My goal was to make her smile. I sang to her in english, knowing full well that she had no idea what I was saying. I didn’t know what else to do. I don’t speak spanish, she doesn’t speak english, but it didn’t matter. I wanted to tell her how much Jesus loved her, how much I loved her. I wanted to explain to her that she was free, that she didn’t have to live like she was the least, even if that is how the world saw her. I asked God for the devine knowledge of spanish so I could tell her that she was the most beautiful princess in all the land. 
But I couldn’t. All I could do was play with her hair and sing over her. 
I was torn because a part of me felt guilty that I was not helping to put the water into the jugs, but another part told me that I was doing exactly what Jesus would have done. I tried to talk to the other kids as they ran around, excited and a little scared of the gringos, but I couldn’t take my eyes off of her. 
As we piled back into the truck and clung on for dear life as we flew down the highway at what I’m sure was a very unsafe speed, I tried hard to stop the tears. I couldn’t help but notice the stark contrast between my life and her’s. I have a house in a nice neighborhood with a kitchen stocked full of more food than I know what to do with, I have an insanely comfortable bed, hot water (or any water for that matter) at my disposal. I have more money in my bank account than she can probably fathom. She has probably been in the same clothes for days, though not by choice. She needs missionaries from North America and Ireland to bring her clean drinking water.

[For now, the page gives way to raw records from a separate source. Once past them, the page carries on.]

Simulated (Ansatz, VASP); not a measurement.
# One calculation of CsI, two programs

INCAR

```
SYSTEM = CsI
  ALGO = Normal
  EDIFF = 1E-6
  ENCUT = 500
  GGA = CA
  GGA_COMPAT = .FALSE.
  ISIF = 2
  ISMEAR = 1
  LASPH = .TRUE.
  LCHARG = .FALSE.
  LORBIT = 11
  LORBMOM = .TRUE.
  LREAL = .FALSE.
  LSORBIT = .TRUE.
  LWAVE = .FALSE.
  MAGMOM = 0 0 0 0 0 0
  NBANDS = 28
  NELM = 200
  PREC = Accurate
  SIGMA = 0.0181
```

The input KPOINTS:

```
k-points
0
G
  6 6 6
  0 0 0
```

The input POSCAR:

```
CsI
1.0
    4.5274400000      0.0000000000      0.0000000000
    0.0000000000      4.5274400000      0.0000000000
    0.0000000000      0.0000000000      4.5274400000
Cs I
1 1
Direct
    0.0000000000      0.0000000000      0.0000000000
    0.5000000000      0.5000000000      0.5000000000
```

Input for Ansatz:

Earlier in the day, I was reading from Matthew 19, the story of the rich young man. In verse 23 Jesus says it is impossible for a rich person to enter the Kingdom of Heaven, and I realized in that moment that I am considered rich to over half of this world. I am a rich young person. And it is impossible for me to get into the Kingdom of Heaven while I am rich.  I decided in that moment that I don’t want to be rich. I would rather have eternal life while living on the street than to have money and nothing else. 
I prayed that God would always keep me in a state of need. I don’t ever want to have enough money to make me think I can do it on my own. I don’t ever want to make money my God, and risk being turned away from when I am face down at the throne on Judgement Day. 
I don’t know if I will see that precious little girl again next week when we bring more water, but even if I do, there are no words in english or spanish that I could use to tell her how much she awakened my heart to the reason I am here.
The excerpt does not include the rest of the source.